Canada's First Quantum could suspend Panama jobs due to gov't order to halt operations

FILE PHOTO: Cobre Panama mine owned by First Quantum Minerals in Donoso

By Valentine Hilaire

PANAMA CITY (Reuters) -Canada-based miner First Quantum would suspend a "significant amount" of jobs at its operations in Panama if the Central American government forces it to halt operations during a contract dispute, the company said in a letter.

"If we have to reduce operations to care and maintenance mode, the company will need to take steps to reduce expenditure across the business. We could be forced to suspend a significant amount of our valued workforce," the letter sent to employees and seen by Reuters said.

The company's Cobre Panama mine generates about 40,000 direct and indirect jobs and interacts with some 1,800 suppliers, according to a consultant.

First Quantum was notified on Dec. 21 of a government order for it to create a plan to halt operations within 10 working days, after it missed a deadline for a new contract due to disagreements centered on royalties and tax payments.

"This is a drastic and, in our view, unnecessary step, which will potentially have a huge impact on employees, our suppliers and the community around us," said the letter, signed by General Manager Alan Delaney.

First Quantum is working on the plan, but expects to reach a deal with the government before the order is enacted, the letter said, adding that its next step will be issuing an appeal.

A spokesperson for the government did not reply to a request for comment on the timetable for the order. The Canada-based miner did not immediately reply to a request for comment.

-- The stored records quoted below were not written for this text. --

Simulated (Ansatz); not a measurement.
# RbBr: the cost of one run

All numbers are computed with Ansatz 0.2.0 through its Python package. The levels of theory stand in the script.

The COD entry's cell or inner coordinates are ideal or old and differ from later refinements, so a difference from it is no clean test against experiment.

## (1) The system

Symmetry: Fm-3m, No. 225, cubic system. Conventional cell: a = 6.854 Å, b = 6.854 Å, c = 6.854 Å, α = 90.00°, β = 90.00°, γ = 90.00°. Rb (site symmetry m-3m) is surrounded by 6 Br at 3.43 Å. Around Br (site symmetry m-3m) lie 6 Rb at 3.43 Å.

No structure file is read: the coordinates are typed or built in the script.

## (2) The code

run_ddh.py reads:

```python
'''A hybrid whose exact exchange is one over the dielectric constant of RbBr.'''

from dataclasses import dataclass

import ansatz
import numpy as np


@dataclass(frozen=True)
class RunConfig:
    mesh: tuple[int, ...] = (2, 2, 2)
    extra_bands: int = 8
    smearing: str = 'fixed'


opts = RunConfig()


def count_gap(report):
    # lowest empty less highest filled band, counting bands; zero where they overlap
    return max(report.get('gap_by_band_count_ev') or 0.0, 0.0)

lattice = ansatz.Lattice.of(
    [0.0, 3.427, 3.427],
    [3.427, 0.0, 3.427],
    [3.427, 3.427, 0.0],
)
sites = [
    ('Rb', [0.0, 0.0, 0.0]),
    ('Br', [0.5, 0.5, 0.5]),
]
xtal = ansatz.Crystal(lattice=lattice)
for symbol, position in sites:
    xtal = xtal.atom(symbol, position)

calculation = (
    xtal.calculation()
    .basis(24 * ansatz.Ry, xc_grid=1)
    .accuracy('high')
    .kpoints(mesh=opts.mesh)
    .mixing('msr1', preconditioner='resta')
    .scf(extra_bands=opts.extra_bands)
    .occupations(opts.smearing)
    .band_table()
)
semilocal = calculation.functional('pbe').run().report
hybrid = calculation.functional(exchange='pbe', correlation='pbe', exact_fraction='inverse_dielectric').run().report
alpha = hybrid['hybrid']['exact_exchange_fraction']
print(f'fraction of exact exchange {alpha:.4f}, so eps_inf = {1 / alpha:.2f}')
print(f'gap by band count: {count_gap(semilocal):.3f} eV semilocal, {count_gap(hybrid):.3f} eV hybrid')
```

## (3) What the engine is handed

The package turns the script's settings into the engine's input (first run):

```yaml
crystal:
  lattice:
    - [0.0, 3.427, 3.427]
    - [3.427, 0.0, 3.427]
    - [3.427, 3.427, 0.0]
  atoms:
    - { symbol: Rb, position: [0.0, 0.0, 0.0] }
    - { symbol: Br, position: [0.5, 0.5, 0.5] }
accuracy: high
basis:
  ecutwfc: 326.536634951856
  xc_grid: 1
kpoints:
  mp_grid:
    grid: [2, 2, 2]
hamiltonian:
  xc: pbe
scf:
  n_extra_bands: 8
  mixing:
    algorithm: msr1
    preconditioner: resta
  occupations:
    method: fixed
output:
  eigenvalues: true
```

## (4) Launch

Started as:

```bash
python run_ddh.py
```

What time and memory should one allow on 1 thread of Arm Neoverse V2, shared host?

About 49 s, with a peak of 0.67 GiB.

The two parties have been at odds for more than a year over payments to the government, contract stability and the area of the company's operations. The government has pushed to raise annual royalties to $375 million.

First Quantum is prepared to meet and even exceed $375 million in royalties per year with downside protections, the letter said, though it did not outline the remaining hurdles preventing the two parties from reaching a contract.